Letters: 05/05

Testing Oils
Let me start by thanking you for the unbiased testing and cautious enthusiasm you gave to our product, CamGuard. Your testing, while very much more severe than ours, showed directionally the same results.

I believe that corrosion is by far the leading cause of premature wear and in extreme cases, catastrophic component failure, such as cam or lifter spalling. I reached this conclusion while working for Exxon and participating in the research for their new piston aviation oil in the early 1990s.

Relating laboratory bench or engine tests to the real world is a difficult task. The goal is to increase severity while accessing the correct test regime. These results, in shorter test times with real world correlation, must be found by a protocol that is both repeatable as we’ll as reproducible by any competent laboratory.

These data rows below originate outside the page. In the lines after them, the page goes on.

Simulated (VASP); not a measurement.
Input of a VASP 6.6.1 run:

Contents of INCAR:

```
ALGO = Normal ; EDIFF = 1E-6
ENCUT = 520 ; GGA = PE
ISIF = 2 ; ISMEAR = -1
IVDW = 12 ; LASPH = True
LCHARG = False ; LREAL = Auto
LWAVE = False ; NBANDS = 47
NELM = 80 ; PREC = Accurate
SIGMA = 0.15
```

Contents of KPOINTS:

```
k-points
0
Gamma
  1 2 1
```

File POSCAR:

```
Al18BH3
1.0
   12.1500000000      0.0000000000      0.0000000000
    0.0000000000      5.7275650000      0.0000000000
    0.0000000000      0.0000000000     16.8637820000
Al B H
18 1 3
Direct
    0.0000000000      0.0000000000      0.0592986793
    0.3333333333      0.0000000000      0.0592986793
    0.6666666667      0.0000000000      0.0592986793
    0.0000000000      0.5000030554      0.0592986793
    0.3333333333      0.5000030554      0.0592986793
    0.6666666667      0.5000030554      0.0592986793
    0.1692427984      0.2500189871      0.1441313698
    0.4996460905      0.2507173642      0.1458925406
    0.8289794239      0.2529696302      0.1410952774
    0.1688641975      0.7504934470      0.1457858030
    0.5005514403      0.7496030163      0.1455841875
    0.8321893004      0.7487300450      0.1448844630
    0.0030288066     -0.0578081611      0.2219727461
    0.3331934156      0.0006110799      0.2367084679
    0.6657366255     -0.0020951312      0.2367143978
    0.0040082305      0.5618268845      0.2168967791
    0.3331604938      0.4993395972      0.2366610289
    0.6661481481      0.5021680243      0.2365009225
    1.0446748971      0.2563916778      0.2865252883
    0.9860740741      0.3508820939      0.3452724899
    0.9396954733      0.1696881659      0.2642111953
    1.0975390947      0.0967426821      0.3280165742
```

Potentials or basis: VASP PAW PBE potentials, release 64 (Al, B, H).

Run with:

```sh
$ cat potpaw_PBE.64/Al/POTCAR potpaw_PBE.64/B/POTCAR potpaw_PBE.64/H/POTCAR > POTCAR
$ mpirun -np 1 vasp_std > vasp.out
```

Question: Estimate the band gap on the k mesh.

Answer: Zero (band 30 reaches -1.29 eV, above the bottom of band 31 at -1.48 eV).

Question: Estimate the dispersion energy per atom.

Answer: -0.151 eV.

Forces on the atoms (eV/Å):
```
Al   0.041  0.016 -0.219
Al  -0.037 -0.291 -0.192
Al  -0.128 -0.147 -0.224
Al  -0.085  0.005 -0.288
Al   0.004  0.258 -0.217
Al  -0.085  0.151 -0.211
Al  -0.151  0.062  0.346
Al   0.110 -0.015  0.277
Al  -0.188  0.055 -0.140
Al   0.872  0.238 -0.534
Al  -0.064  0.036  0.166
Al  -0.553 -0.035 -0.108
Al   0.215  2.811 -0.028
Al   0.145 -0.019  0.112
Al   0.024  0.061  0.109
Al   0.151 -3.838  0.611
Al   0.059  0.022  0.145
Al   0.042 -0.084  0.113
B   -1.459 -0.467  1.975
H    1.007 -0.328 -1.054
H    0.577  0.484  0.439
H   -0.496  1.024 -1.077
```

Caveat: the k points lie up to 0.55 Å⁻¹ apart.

Test-to-test repeatability is a major difficulty with corrosion testing, as anyone using the ASTM D-1748 can attest to. The DIN-50017 humidity cabinet test accomplishes not only an increase in severity and real world correlation, but better repeatability than the older ASTM corrosion test. It is for these reasons that we choose to use it as our reference corrosion test, as does the international automotive industry.

Corrosion inhibition was the major reason for the creation of CamGuard, but it also addresses the other issues of interest concerning aircraft engines and lubricants. These include superior anti-wear protection, deposit prevention and mitigation and seal protection. CamGuard is 100 percent active and most of its 11 additives can be found in the highest performance motor oils in the world.

I think you summed it up very we’ll when you stated in the title of your article, CamGuard additive improved performance of all the oils.

Edward Kollin
ASL Camguard


Cheap Bonanzas
I read the article in the January 2005 issue about step-up retractables. Im curious … where did you come up with a $70,000 P-model Bonanza?

I looked in Trade-A-Plane and the earliest model I could find for that price was a 1959 K35 model. The lowest-priced P model was $77,500. Four P-models were listed: $77,500, $90,000, $109,000 and $110,000.

Martin Gomez
Via e-mail

As noted in the article, we used Aircraft Bluebook Price Digest values. Trade-A-Plane prices offer general guidance but remember, those are asking prices, not sale prices.


PPC vs. Palm
Since I use both a Pocket PC and Palm PDA as aviation tools, I thought Id add my 37 cents to the PDA discussion. I have been a fan of PDAs in the cockpit since I purchased an HP200LX over a decade ago to run RMS Flightsoft in DOS. That remains my favorite aviation flight-planning application for any PDA because it allowed me while enroute to quickly create revised flightplans, either along the airways or direct using my rho-theta KNS-80 RNAV. However, RMS discontinued that version of the Flightsoft family.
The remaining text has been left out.